The goal of this project is to predict the demand for taxis at different hours of the day. The data used for this project includes the number of rides per daytime and various features that can be extracted from the date and time, such as the day of the week, holidays etc or can join on the datetime column as season, weather, etc. The main objective is to identify patterns and trends in the data and use them to make accurate predictions about future taxi demand.

Initially, the project aims to answer basic questions about trends and causality in the data.

Example for question and answer : Is the number of rides derived from a normal distribution?

Simple baselines are also created to establish a benchmark for comparison. The first baseline does not use any data from the test set, while the second one uses data from the test set. An example of a baseline that uses different time periods for predicting future demand.

We also perform Exploratory Data Analysis (EDA) to understand the distribution of the data, identify outliers and missing values, and uncover any underlying patterns or trends.

missing target data points across dates

Two models are created to predict taxi demand. The first model is a regular ML model (CatBoost Regressor) that uses independent samples to predict demand. This model is trained using a set of features such as the day of the week, season, and weather, and the goal is to find the best set of features that can improve the accuracy of the predictions. The second model is a time series model, specifically a vanilla LSTM architecture, which is used to show how to use models that are built for time series cases and can generate features by themselves. The LSTM model is trained on the time series data of taxi demand, and the goal is to see how well it can capture the temporal dependencies in the data. Additionally, we do not add additional features even though we believe it could improve the LSTM model, for the sake of simplicity.

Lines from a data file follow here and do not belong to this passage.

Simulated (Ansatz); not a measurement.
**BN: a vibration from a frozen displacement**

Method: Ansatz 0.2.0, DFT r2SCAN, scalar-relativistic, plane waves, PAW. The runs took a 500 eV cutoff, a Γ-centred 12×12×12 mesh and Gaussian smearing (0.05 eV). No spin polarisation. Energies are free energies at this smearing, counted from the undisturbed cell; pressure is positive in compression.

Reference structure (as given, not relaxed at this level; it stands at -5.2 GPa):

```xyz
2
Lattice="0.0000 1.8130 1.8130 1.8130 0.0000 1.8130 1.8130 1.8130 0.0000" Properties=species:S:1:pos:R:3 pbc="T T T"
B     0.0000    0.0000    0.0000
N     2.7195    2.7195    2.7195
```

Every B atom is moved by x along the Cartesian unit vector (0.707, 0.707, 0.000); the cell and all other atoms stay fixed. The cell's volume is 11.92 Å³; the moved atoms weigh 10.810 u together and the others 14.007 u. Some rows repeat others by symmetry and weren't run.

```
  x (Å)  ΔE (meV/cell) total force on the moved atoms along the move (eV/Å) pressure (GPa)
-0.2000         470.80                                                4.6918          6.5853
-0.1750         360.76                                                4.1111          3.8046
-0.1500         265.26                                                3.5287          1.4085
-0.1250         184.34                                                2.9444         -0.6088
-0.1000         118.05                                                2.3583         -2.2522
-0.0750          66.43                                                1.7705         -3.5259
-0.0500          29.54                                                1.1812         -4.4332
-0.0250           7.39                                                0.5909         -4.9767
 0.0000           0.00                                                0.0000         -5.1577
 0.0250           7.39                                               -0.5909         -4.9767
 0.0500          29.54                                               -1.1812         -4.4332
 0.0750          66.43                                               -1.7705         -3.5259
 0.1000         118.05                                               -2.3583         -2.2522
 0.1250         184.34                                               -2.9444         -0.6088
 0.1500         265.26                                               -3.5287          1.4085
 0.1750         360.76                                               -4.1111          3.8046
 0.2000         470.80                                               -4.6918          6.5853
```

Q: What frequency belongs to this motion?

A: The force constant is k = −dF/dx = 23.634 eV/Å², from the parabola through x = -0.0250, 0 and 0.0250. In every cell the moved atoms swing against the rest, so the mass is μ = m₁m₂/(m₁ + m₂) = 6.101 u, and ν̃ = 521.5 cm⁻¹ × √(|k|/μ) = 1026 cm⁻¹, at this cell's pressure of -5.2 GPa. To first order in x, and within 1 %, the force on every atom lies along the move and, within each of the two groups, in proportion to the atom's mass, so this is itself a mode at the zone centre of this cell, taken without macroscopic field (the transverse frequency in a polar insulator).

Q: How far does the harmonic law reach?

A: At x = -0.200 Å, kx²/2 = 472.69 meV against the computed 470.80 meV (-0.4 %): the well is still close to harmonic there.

Once the models are trained, we evaluate their performance using mean absolute error (MAE). For further research, additional metrics such as mean squared error (MSE) and root mean squared error (RMSE) would also be used. We also perform a visual comparison of the predicted values with the true values to understand the level of accuracy and identify any patterns or trends in the errors.

Please note that this is a first and short iteration, and its main goal is to prove the concept. Given this, there is a lot of room for improvement and further research. Some things that could be added include:

• Grid search to optimize model parameters
• Comparison with other time series models such as ARIMA
• Comparison with other ml models such as regression, loightGBM etc
• Further EDA to uncover more insights from the data
• Showing the differences between the results of the test and train sets
• Testing the statistics of the results, such as the mean, max errors and median
• Adding more features from external sources
• Plotting the error against time
• Adding a histogram of errors for better visualization.
• Cross validation.
• Using standard pipeline functionality that exists as part of the scikit-learn framework.

Please note that the code for this project is not written in classes as is typically done. Instead, the code is organized in a procedural manner for simplicity and ease of understanding.